How to navigate online dating

Health Agenda

How to navigate online dating

Published June 2018 | 4 min read
Expert contributors Natajsa Wagner, psychologist; Nicole Ivens, relationships counsellor 
Words by Heather Millar and Charmaine Yabsley

With online and app dating, judgement and rejection come with the territory. Here’s how to maintain perspective.  

It appears that fewer single people are meeting through friends, on blind dates, at work, or a chance get-together. Thanks to technology, you don’t even have to leave your sofa to connect with other singles.

While there are no official statistics, it’s believed that around 4.5 million Aussies use online or app dating each year, according to Relationships Australia. Dating app Tinder boasts 15% of the Australian population as users – making it the second-most preferred way to meet a new partner (the first being introduced by friends or family).

“Dating apps are an opportunity to connect with more people quickly, and from the convenience of our own environment,” says psychologist Natajsa Wagner. “We can use them to get a glimpse of who a person is, before taking the time to meet in person or go on a real-life date.”

This opportunity can present a world of possibility, especially if you have a small, or coupled-up, social network, work long hours or work from home, are a single parent or just want exposure to people you may not otherwise meet.

But while there are many advantages, it can be tough out there, and it’s worth considering the potential pitfalls. 

Online dating and your self-esteem

With app and online dating, people might be considered and discarded in seconds, for example with a quick swipe of a thumb, often based on the way they look in their profile picture.
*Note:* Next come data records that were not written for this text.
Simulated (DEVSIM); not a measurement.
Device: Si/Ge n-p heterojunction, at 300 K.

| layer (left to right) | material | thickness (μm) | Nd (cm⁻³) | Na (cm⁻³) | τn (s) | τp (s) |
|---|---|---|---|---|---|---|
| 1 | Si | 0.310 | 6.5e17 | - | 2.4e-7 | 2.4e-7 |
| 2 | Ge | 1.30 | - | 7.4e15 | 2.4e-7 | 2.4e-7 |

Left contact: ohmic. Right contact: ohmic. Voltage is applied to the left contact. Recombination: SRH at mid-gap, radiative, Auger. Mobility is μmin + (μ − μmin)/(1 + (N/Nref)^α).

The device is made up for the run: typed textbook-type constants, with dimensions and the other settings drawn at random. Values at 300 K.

Research from the University of North Texas suggests that dating apps could be affecting users’ self-esteem and body image. It found Tinder users were less satisfied with their face and body, felt more shame about their body, and were more likely to compare their appearance to others, when compared with non-users. The researchers concluded that dating apps may be contributing to the worsening mental health of some users.

Relationships counsellor Nicole Ivens advises to be mindful of how you’re feeling.

“If you’re starting to question your looks, or whether you’re good enough, then it may be a sign that your dating app may be starting to affect your self-esteem. If you’re considering changing your looks in order to please others, it’s a red flag your self-esteem is taking a hit.”

Keeping your confidence

App dating can feel like an invitation for rejection: people swipe you away in a flash, may not respond to messages, and dates may not go as you’d hoped. It can be hard not to take the process personally, but there can be many reasons someone decides not to take things further.

‘Ghosting’ – where someone you’re in contact with or dating breaks off communication without notice – can be a blow. But while this behaviour is unpleasant, you’re not alone. One dating site reported 78% of people aged between 18 to 33 have been ghosted.

As with social media in general, if you’re beginning to measure your value on the number of messages you receive, it could be time for a reality check.

“Whilst it can feel flattering to get complimentary messages, connections online don’t equal your worth. We need to stay securely grounded in the fact that only we can gauge our own worth,” says Wagner. “Having good and healthy relationships is also about ensuring the relationship we have with ourselves is first and foremost in order.”

Coping with rejection

Lauren Simpson, 34, says online dating has made her less trusting.

“You’re constantly rejecting somebody, or being rejected, with just a swipe on your phone. You may have a great rapport over text messages, but when you meet them in person, you realise how false it has been.”

Simpson says that many online daters also date multiple people at once. “You learn to develop a thicker skin about it.”

She says that she’s had to learn new rules on how to deal with online relationships.

“It’s not uncommon to just end a conversation online if you’re not into it… You just have to learn not to take the rejection personally.”

When it all gets too much, Simpson steps away from dating apps.

“I go on a Tinder detox and delete the apps for a while. They can be quite time-consuming, and it’s good to remind yourself that your life can be fulfilling without dating.”

Setting boundaries

It can be tempting to live your life through your online activity, but setting good boundaries is about continuing to prioritise real-life interactions, advises Wagner.

“Dating apps are a tool to use, not a tool to be controlled by,” she says “Don’t put your life on hold for an app; real-life activities should not be substituted for app time.”

Other, less pressured, ways of meeting people, like Meetup, sports and book clubs is a great alternative to app or online dating.